Written on July 19, 2010 by admin

Filed Under: book, marketing, seo



When Twitter finally got to the point where it realized that there needed to be a next step (whether they felt ready or not they were told they were ready by everyone and their brother) they turned to deals with the search engines. It’s a rite of passage for businesses t reach the level where they can even be thought of as a viable source of information that the engines would actually pay to have.

It appears as if foursquare is about there already. The Telegraph has the scoop

Speaking exclusively to The Telegraph, Dennis Crowley, Foursquare’s co-founder, said that his company was in talks with “everyone” in the search space – including all three major players: Google, Yahoo!, and Microsoft about a data partnership.

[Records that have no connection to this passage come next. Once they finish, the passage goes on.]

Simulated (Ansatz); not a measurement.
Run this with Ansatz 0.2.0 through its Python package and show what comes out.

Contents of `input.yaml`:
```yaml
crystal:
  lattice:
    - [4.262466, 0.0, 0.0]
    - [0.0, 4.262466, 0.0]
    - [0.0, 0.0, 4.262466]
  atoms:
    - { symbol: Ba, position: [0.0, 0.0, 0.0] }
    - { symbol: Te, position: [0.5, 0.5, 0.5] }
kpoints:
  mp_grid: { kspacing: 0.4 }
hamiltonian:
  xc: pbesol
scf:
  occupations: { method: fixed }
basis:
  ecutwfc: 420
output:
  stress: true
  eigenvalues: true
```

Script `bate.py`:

“Our data generates hugely interesting trends which would enrich search,” Crowley said.

We can anonymise data and use it to show venues which are trending at that moment. Twitter helped the world and the search engines know what people are talking about. Foursquare would allow people to search for the types of place people are going to – and where is trending – not what.”

Whether or not you are buying into the ‘check-in’ craze this is important to marketers since foursquare is showing signs of taking off. It recently reached the 2 million account plateau just three months after it had hit the 1 million mark. We have seen this kind of hockey stick adoption rate in the past so it is best for foursquare to strike while the iron is hot.

Of course, any deals with the engines are gambles because of the fear that the location based game is still very wide open and plans by social giants like Facebook and Google themselves could put a dent in the idea that foursquare could dominate the space.

Right now its biggest threat is Gowalla but this space is so new and is developing so rapidly that there could be an unknown lurking in the bushes that could come in and do something different. In fact, one of the concerns about the whole location based craze right now is just what can be done AFTER someone checks in and gets excited about being the mayor of a place that they are visiting. Foursquare is making strides in this area which will likely determine just how far they can go in the future.

For now though it’s all good as Crowley says about his current competition

“We are more social than Gowalla and ultimately have different visions moving forward. They are excited about different things.”

So this will be worth keeping an eye on as more and more elements of search move away from the traditional blue text link. Real estate on the first page of SERP’s (search engine results pages) for anything with a location element are already crowded with maps and seven packs and more. It sure will keep the SEO community on its toes as it tries to keep pace with the change and figure out just what a search result is going to look like in certain circumstances in the very near future.

Where are you on the geo-location craze? Are you active? Passive? Waiting to see what happens? Let us know where you are at ;-) .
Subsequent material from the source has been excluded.